This is also the main point of interest for the ski area Pitztal. The glacier is an important selling point of Pitztal. To get there you have to go up through an outdated mountain train. The train does what it has to do, but the dust-covered cabins are not quite what you expect from the main connecting lift between the valley and the glacier. Fortunately the journey lasts only 8 minutes and will take you to 2.800 meters high. And then you discover a typical glacier ski area: wide, expansive slopes, both flat and steep, modern lifts (with the exception of a little tow) and an unparalleled view. The weather is perfect and the snow is great. You understand why both competitive skiers and families like to come here, there is something for everyone.
Café 3.440
An absolute special feature of this area is the possibility to drink a cappuccino at 3.440 meters high. This is courtesy of Café 3.440, located at the highest point of the area. From here you have a 360 degree view of the surrounding Alps. Normally, the most beautiful and steepest pistes of the glaciers also start here. Unfortunately, due to a dispute with the local government, the connecting slope was temporarily closed and we have to go down with the gondola again. But we are assured that it can open again at any moment ….

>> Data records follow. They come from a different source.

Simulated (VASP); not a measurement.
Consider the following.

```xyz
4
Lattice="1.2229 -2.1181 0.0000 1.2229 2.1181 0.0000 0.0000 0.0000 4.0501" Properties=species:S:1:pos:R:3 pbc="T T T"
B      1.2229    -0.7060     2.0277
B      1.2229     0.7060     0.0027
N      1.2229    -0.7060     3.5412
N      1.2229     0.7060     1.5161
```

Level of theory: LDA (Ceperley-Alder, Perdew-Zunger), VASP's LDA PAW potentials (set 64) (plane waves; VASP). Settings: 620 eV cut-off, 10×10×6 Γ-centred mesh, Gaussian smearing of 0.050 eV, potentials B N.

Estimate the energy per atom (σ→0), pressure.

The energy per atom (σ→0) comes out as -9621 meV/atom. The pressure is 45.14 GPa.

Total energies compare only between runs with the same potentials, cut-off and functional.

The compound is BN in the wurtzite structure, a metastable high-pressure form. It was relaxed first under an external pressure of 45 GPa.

Fast pistes & quiet slopes
After a few hours we have tested most of the runs. That’s what you get with fast lifts and wide slopes, you race right through them. What also helps is that there are almost no people around. Not in the lifts, not on the slopes and not even in the cafes. Now, it’s not high season, but still: such peace & quiet! The resort felt like it was ours alone to play with.
We decide to descend via a so-called ‘Notweg’ (an unofficial track) to the other part of the ski area, the Rifflsee. The Notweg descent is beautiful and you quickly understand why it isn’t an official track. In less favorable conditions, this route through the steep mountain sides is very sensitive to avalanches. (Best to check with the local guides if it is safe to use!) Even better for us is that the end of the track ends in Mittelberg, only 50 meters before from the bar at Wanderlux. Again: Wanderlux’s location is ideal!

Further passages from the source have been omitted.